Snakes!!!

youtubeminer

Chirping
Jul 1, 2015
303
9
84
We found a lot of snakes on our yard but the bad thing is our yard is the woods and just in case I need suggestions to keep snake away from our coop.
 
My place is also in the woods. last week i caught a rat snake in the nesting box with two eggs in its stomache and its mouth wrapped around the third. Wrapping everything tight with hardware cloth is about the only thing you can do other than preemptively trapping them (look up using a minnow trap to catch snakes). Pretty sure all the so called solutions using sulphur, moth balls etc are just "snake oil" solutions.
 
I have posted before about snakes and trying to keep them out of our coop. I found 2 five foot black racer snakes in our coop, picked them up and hauled them about 15 miles away to an uninhabited wooded area and let them go. Last week I caught a third black racer snake (4 ft.) in a nest box. It was in the process of trying to get an egg into its mouth. My hubby has a picture of it on his phone. It was an impossible feat for the snake because it's unhinged jaws just would not open wide enough to allow the process. I had to prod the snake to get it to give up. That snake I also hauled away to an uninhabited wooded area.

The only way I can figure out that the snakes are getting into our coop is through the hen door, which we leave open all day so that the hens can have access to the nest boxes to lay. They don't lay until the afternoon, long after we have let them outside to free range. The snakes were living in the soffits of our coop. We are in the process of nailing carpenters cloth wire over the openings. This way the snakes won't have anywhere to hide to digest.

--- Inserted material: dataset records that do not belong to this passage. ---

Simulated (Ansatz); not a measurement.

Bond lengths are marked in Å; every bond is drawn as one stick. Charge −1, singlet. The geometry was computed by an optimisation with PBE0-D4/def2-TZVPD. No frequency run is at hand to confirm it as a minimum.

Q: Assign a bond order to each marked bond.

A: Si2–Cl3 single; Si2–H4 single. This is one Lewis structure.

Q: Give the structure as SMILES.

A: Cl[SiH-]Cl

I know that a lot of people have the first instinct to kill the snakes, but I refuse to do so. We have so many mice and field rats from the neighboring farm fields that are planted with grain, that we need all of the rodent predators that we can get. It is a pain in the butt to have to patrol the coop constantly for snakes, but what else can you do?

I don't think that there is a solution in our case. We can't close up the coop during the day or the hens will lay their eggs who-knows-where. We have an adjacent wooded area that is right behind our coop/run. The hens are in there constantly. We were short about half our egg production before we caught the snakes in the act. I don't think that the snakes would eat 9 eggs at a time. I think that the hens were freaked out by the snake in the nest boxes and went to lay elsewhere, Where, we don't know but we think it's in the woods somewhere. And those woods are now thick with poison ivy which I refuse to enter into! Once we started hauling snakes away, the amount of eggs we were collecting has been increasing. From 15, down to 5 or 6, and now slowly back up to 11-13.